Finding a “bargain” property to purchase for rental purposes takes some analytical skills, market knowledge, and a real estate agent who is in sync with your investment goals.
Some investors would consider the ideal rental property to be a three- bedroom, two-bath house in good repair, or needing minor touch-ups at most, and would be willing to pay at or near market value price if neighborhood rental values would justify the investment.
This investor would be holding the property long-term, and would have a desirable property, available for immediate occupancy, and would attract renters willing to pay top dollar to live there.
Other investors would prefer to find a property that is structurally sound, but in need of extensive cosmetic rehabilitation. If this property could be purchased at a considerably below market value price, and if the cost of repair and possible rental income would justify the purchase price, then that would be this investor’s idea of a “bargain.”
A knowledgeable real estate agent should point out to the new investor that disassociating ones self from a prospective property to rent is vitally important, meaning that the investor should not evaluate an investment property as a property he or she might want or not want to live in. Investment properties should be looked at with profit potential in mind.
Holding a rental property long-term, enables the investor to ride out market swings and generate continued cash-flow. However, consideration must also be given to the fact that the longer a property is held the more extensive the costs of future repairs are going to be, such as roof replacement, appliance replacements, etc.
Furthermore, if the investor is planning to purchase multiple rental properties over time, consideration should be given to hiring a property manager to oversee rent collections, maintenance, emergencies, etc.

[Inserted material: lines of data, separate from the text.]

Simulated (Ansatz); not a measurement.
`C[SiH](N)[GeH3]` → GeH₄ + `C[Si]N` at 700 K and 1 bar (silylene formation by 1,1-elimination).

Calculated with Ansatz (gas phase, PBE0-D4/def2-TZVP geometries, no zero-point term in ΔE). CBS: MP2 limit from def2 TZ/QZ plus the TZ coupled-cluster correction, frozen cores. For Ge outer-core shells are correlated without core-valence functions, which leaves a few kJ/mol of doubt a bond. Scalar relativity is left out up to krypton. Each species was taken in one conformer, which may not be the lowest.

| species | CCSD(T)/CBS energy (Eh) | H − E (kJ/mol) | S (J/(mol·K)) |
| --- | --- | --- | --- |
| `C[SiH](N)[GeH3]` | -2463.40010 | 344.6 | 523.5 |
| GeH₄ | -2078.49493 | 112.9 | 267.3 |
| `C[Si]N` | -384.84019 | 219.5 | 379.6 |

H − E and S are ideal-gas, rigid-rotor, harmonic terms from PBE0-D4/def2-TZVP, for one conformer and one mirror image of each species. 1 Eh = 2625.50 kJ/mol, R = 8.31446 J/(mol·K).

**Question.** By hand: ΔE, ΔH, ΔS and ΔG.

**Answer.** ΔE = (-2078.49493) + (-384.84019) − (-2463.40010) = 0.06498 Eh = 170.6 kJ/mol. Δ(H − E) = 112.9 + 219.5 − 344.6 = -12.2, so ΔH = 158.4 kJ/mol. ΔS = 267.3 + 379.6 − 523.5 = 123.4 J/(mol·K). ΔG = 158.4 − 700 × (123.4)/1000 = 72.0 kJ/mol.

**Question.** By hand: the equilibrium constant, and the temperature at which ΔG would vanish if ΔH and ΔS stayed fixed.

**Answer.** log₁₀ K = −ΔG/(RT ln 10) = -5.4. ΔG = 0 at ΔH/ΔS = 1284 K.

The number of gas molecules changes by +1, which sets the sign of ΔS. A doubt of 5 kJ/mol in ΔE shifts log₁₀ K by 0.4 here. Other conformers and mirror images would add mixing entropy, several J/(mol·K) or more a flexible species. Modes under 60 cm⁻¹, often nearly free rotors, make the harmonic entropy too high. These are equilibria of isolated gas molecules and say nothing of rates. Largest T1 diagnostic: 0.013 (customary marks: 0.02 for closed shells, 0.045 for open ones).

Hiring a property manager is often more cost-effective than handling everything one’s self. Additionally, the property manager can be the investor’s knowledgeable guide in calculating the rent levels that would simultaneously attract renters and optimize revenues.
The new investor will have many important decisions to make before committing to a particular property:
- Is this property suitable for my purposes?
- How much should I pay for this property?
- How much of an investment in repairs and replacements would be necessary?
- Would repair and/or replacement costs override any equity gained at purchase?
- Is the neighborhood stable, on the upswing, or deteriorating?
- Would the property location be attractive to a wide range of renters?
Of course, we’re just scratching the surface here, within the limited scope of this article but the bottom line is that the key to real estate investing success is to understand the real estate market and which way it is headed. No easy task, unless you have the experience and the back up of a knowledgeable investment team to guide you.
Jolenta Averill says:
Excellent article, Tony. I’ve been toying with the idea of picking up an investment property or two for quite some time and now I know I’m on the right track with the kinds of questions I’ve been asking myself. That is, I can tell I’m on the right track after reading your terrific article. I’ve bought lots of investment properties on behalf of my clients but somehow when it comes to forking out my own cash, it’s different. (Why is that, by the way?)
September 21, 2010 — 6:37 pm
Michael Cook says:
Tony,
As a real estate investor, I do understand what you mean when you say:
“disassociating ones self from a prospective property to rent is vitally important, meaning that the investor should not evaluate an investment property as a property he or she might want or not want to live in. Investment properties should be looked at with profit potential in mind.”
However, it is important that you be willing to get into the neighborhood and the property and get your hands dirty. While you might not want to live in a two bedroom on the wrong side of the tracks, you do need to be willing to take an active interest in the neighborhood and the neighbors to keep your investment producing regular cash flow. Understanding your prospective tenant and their needs will put you ahead of the game.
September 28, 2010 — 9:39 am
Greg Swann says:
> While you might not want to live in a two bedroom on the wrong side of the tracks, you do need to be willing to take an active interest in the neighborhood and the neighbors to keep your investment producing regular cash flow. Understanding your prospective tenant and their needs will put you ahead of the game.
I agree with all of this, and I’ll go you one better. I guide my investors into newer, suburban neighborhoods. The homeowners already living there don’t like to see investors and their tenants moving in, so I send my landlords out door-to-door: “Hello, Mrs. Nelson. I wanted to let you know that I just bought the home across the street with the intention of turning it into a rental property. I know this is a matter of concern for owner-occupants, so I just wanted to stop by to let you know that your concerns are my concerns: I want to make sure I’m doing everything I can to sustain everyone’s property values. So here’s how we can work together to achieve that goal: I want for you to be my spy. If you see my tenants doing something you think will hurt your property’s future value, I want you let me know right away. I’ll jump on the problem, and I’ll bring you a little something just to express my appreciation.”
My take: Passive landlords are fools.